Five Supreme Court Justices — including good ole Swing Vote Sweet Chariot, Anthony Kennedy — questioned whether the Defense of Marriage Act was indeed constitutional today during the landmark Windsor v. United States case.
Two lower courts have already ruled the Defense of Marriage Act, which bars same-sex couples from receiving over 1,000 federally-regulated benefits, unconstitutional.
Back in February 2011, the Obama administration also deemed the law unconstitutional and officially stopped defending it in court. The administration, however, continues to enforce DOMA, effectively placing it on both sides of the battle.
Paul D. Clement, who is defending DOMA for the House of Republicans seeing that the White House has backed out, argued that when lawmakers originally passed the law in 1996, they were concerned about the “redefinition of an age-old institution.”
Justice Kennedy disagreed with the lawyer’s assertion that DOMA simply creates a single definition of marriage for federal purposes, noting that it was “not really uniformity” since same-sex couples are denied access to federal benefits that traditional couples have.
“There are two kinds of marriage,” said Justice Ruth Bader Ginsburg, who argued that the federal law created a two-tiered system of marriage. “Full marriage and the skim milk marriage.”
Edith “Edie” Windsor, her attorneys argued, was unfairly forced to pay more than $363,000 in federal estate taxes after the death of her spouse, Thea Spyer, as the IRS did not recognize Windsor as a surviving spouse under DOMA. Windsor’s attorney claimed this was in violation of the equal protection principles guaranteed by the U.S. Constitution.
“Thea and I were legally married. We loved and cared for each other for over 40 years. We deserve to be treated equally by our country, and not like second-class citizens,” Windsor, 83, said. “While Thea obviously can’t be here today, I know how proud she would be to see how far we have come for us to be standing on the steps of the Supreme Court asking for fair treatment of our marriage.”
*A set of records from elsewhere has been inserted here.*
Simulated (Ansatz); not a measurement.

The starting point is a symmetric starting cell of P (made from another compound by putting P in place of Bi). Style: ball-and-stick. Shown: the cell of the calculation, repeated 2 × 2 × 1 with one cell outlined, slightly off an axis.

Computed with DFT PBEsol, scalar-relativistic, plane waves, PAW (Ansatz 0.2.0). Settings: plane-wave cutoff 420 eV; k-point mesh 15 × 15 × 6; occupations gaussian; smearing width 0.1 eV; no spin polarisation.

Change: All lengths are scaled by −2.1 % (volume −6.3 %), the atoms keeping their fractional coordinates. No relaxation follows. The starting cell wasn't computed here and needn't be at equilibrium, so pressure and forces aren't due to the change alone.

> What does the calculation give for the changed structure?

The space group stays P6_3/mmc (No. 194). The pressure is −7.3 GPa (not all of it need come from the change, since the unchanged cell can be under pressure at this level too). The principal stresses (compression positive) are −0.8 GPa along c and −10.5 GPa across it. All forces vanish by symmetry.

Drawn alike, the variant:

If the Supreme Court strikes down the challenged part of DOMA, married same-sex couples in the nine states (and the District of Columbia) where same-sex marriage is legal would start to receive federal benefits.
The part of the law that says states don’t need to recognize same-sex marriages from other states is not before the court. That question would potentially be settled by the Prop 8 case heard yesterday.
In both cases, Justice Kennedy is faced with two of his primary concerns: gay rights and states’ rights. Whereas in the Prop 8 case there’s a larger question over the validity of the case, many observers feel that Kennedy will vote to strike down DOMA.